Bevy is a refreshingly simple data-driven game engine built in Rust. It is free and open-source forever!
WARNING
Bevy is still in the early stages of development. Important features are missing. Documentation is sparse. A new version of Bevy containing breaking changes to the API is released approximately once every 3 months. We provide migration guides, but we can't guarantee migrations will always be easy. Use only if you are willing to work in this environment.
MSRV: Bevy relies heavily on improvements in the Rust language and compiler. As a result, the Minimum Supported Rust Version (MSRV) is generally close to "the latest stable release" of Rust.
Design Goals
- Capable: Offer a complete 2D and 3D feature set
- Simple: Easy for newbies to pick up, but infinitely flexible for power users
- Data Focused: Data-oriented architecture using the Entity Component System paradigm
- Modular: Use only what you need. Replace what you don't like
- Fast: App logic should run quickly, and when possible, in parallel
- Productive: Changes should compile quickly ... waiting isn't fun
About
- Features: A quick overview of Bevy's features.
- News: A development blog that covers our progress, plans and shiny new features.
Docs
- Quick Start Guide: Bevy's official Quick Start Guide. The best place to start learning Bevy.
- Bevy Rust API Docs: Bevy's Rust API docs, which are automatically generated from the doc comments in this repo.
- Official Examples: Bevy's dedicated, runnable examples, which are great for digging into specific concepts.
- Community-Made Learning Resources: More tutorials, documentation, and examples made by the Bevy community.
Community
Before contributing or participating in discussions with the community, you should familiarize yourself with our Code of Conduct.

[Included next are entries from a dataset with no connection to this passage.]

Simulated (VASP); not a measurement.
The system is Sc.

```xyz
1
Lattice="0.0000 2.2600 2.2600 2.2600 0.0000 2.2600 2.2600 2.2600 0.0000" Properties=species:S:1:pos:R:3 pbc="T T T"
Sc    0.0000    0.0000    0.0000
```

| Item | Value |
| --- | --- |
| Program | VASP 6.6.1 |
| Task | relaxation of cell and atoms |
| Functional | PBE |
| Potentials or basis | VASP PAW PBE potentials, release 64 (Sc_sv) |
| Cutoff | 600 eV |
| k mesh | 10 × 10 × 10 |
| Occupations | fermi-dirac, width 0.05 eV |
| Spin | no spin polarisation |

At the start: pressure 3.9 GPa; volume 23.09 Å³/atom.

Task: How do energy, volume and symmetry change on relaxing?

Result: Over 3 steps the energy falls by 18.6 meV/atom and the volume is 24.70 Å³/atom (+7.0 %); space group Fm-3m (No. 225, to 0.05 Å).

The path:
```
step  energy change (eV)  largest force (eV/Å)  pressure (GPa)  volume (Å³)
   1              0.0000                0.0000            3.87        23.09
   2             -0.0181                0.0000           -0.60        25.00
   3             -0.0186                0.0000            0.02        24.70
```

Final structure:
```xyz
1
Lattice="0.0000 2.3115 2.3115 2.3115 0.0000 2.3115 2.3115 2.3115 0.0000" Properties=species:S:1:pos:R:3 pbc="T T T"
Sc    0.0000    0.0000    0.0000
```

- Discord: Bevy's official discord server.
- Reddit: Bevy's official subreddit.
- GitHub Discussions: The best place for questions about Bevy, answered right here!
- Bevy Assets: A collection of awesome Bevy projects, tools, plugins and learning materials.
Contributing
If you'd like to help build Bevy, check out the Contributor's Guide. For simple problems, feel free to open an issue or PR and tackle it yourself!
For more complex architecture decisions and experimental mad science, please open an RFC (Request For Comments) so we can brainstorm together effectively!
Getting Started
We recommend checking out the Quick Start Guide for a brief introduction.
Follow the Setup guide to ensure your development environment is set up correctly. Once set up, you can quickly try out the examples by cloning this repo and running the following commands:
# Switch to the correct version (latest release, default is main development branch)
git checkout latest
# Runs the "breakout" example
cargo run --example breakout
To draw a window with standard functionality enabled, use:
use bevy::prelude::*;
fn main(){
App::new()
.add_plugins(DefaultPlugins)
.run();
}
Fast Compiles
Bevy can be built just fine using default configuration on stable Rust. However for really fast iterative compiles, you should enable the "fast compiles" setup by following the instructions here.
Bevy Cargo Features
This list outlines the different cargo features supported by Bevy. These allow you to customize the Bevy feature set for your use-case.
Thanks
Bevy is the result of the hard work of many people. A huge thanks to all Bevy contributors, the many open source projects that have come before us, the Rust gamedev ecosystem, and the many libraries we build on.
A huge thanks to Bevy's generous sponsors. Bevy will always be free and open source, but it isn't free to make. Please consider sponsoring our work if you like what we're building.
This project is tested with BrowserStack.
License
Bevy is free, open source and permissively licensed! Except where noted (below and/or in individual files), all code in this repository is dual-licensed under either:
- MIT License (LICENSE-MIT or http://opensource.org/licenses/MIT)
- Apache License, Version 2.0 (LICENSE-APACHE or http://www.apache.org/licenses/LICENSE-2.0)
at your option. This means you can select the license you prefer! This dual-licensing approach is the de-facto standard in the Rust ecosystem and there are very good reasons to include both.
Some of the engine's code carries additional copyright notices and license terms due to their external origins.
These are generally BSD-like, but exact details vary by crate:
If the README of a crate contains a 'License' header (or similar), the additional copyright notices and license terms applicable to that crate will be listed.
The above licensing requirement still applies to contributions to those crates, and sections of those crates will carry those license terms.
The license field of each crate will also reflect this.
For example, bevy_mikktspace has code under the Zlib license (as well as a copyright notice when choosing the MIT license).
The assets included in this repository (for our examples) typically fall under different open licenses. These will not be included in your game (unless copied in by you), and they are not distributed in the published bevy crates. See CREDITS.md for the details of the licenses of those files.
Your contributions
Unless you explicitly state otherwise, any contribution intentionally submitted for inclusion in the work by you, as defined in the Apache-2.0 license, shall be dual licensed as above, without any additional terms or conditions.